To find the concentration of hydroxide ions, we first need to determine the pOH value. Since the pH and pOH values are related by the equation: \(pH + pOH = 14\), we can calculate pOH as follows: pOH = 14 - pH Now, we can calculate the concentration of hydroxide ions, OH-, using the definition of pOH: \(pOH = -\log_{10} [OH^{-}]\) Finally, we know that the concentration of the acidic salt A- is the same as the concentration of the hydroxide ions OH-.

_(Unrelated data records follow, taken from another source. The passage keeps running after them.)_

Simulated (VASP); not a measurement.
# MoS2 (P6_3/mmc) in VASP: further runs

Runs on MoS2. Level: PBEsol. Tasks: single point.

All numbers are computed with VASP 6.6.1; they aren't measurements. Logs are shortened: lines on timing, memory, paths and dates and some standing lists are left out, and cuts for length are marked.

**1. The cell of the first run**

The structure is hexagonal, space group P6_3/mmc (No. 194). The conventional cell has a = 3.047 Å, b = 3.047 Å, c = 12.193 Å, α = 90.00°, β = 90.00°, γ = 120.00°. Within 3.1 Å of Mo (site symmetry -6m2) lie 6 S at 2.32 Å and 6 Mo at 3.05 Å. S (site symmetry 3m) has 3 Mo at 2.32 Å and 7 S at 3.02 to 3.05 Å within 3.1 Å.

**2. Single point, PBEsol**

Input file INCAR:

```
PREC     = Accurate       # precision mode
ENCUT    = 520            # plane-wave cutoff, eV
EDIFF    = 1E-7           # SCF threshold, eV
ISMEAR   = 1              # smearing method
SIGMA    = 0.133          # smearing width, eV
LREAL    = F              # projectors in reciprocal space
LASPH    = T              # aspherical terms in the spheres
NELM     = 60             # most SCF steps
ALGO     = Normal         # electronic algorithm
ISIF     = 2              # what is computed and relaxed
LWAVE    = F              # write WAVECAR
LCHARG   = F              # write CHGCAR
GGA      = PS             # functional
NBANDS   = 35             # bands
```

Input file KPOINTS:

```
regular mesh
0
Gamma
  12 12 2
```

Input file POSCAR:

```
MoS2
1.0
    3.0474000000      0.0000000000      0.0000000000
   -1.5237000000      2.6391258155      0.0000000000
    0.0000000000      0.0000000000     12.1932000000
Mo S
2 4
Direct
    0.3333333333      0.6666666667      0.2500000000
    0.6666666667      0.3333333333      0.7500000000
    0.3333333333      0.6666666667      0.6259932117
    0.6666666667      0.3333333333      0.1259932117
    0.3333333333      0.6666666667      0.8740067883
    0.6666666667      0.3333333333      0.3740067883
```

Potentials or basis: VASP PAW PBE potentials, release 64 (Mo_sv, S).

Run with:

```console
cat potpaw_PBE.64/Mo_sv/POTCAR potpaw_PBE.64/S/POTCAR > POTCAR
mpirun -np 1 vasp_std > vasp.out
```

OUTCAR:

Using the pH value provided in the problem, we can determine the pOH value: pOH = 14 - 9.29 = 4.71 Now, we can find the [OH-] concentration: \(4.71 = -\log_{10} [OH^{-}]\) \[OH^{-} = 10^{-4.71} \approx 1.94 \times 10^{-5} M\]

Since the concentration of the acidic salt, A-, is equal to the concentration of OH-: \[A^{-} = 1.94 \times 10^{-5} M\]

We can now use the equilibrium expression for the dissociation of the parent acid, HA, into A- and H+: \[HA \rightleftharpoons H^{+} + A^{-}\] \[K_{a} = \frac{[H^{+}][A^{-}]}{[HA]}\] Since we have a 0.25 M solution of NaA and the concentration of A- is 1.94 x 10^-5 M, we can find the concentration of the parent acid, HA: \[HA = 0.25 M - 1.94 \times 10^{-5} M \approx 0.25 M\] We also know that the pH = 9.29, so the concentration of H+ ions can be found: \[pH = -\log_{10} [H^{+}]\] \[H^{+} = 10^{-9.29} \approx 5.13 \times 10^{-10} M\] Now, we can substitute these values into the equilibrium expression to find Ka: \[K_{a} = \frac{(5.13 \times 10^{-10})(1.94 \times 10^{-5})}{0.25}\] \[K_{a} \approx 3.99 \times 10^{-10}\] So the value of Ka for the parent acid HA is approximately \(3.99 \times 10^{-10}\).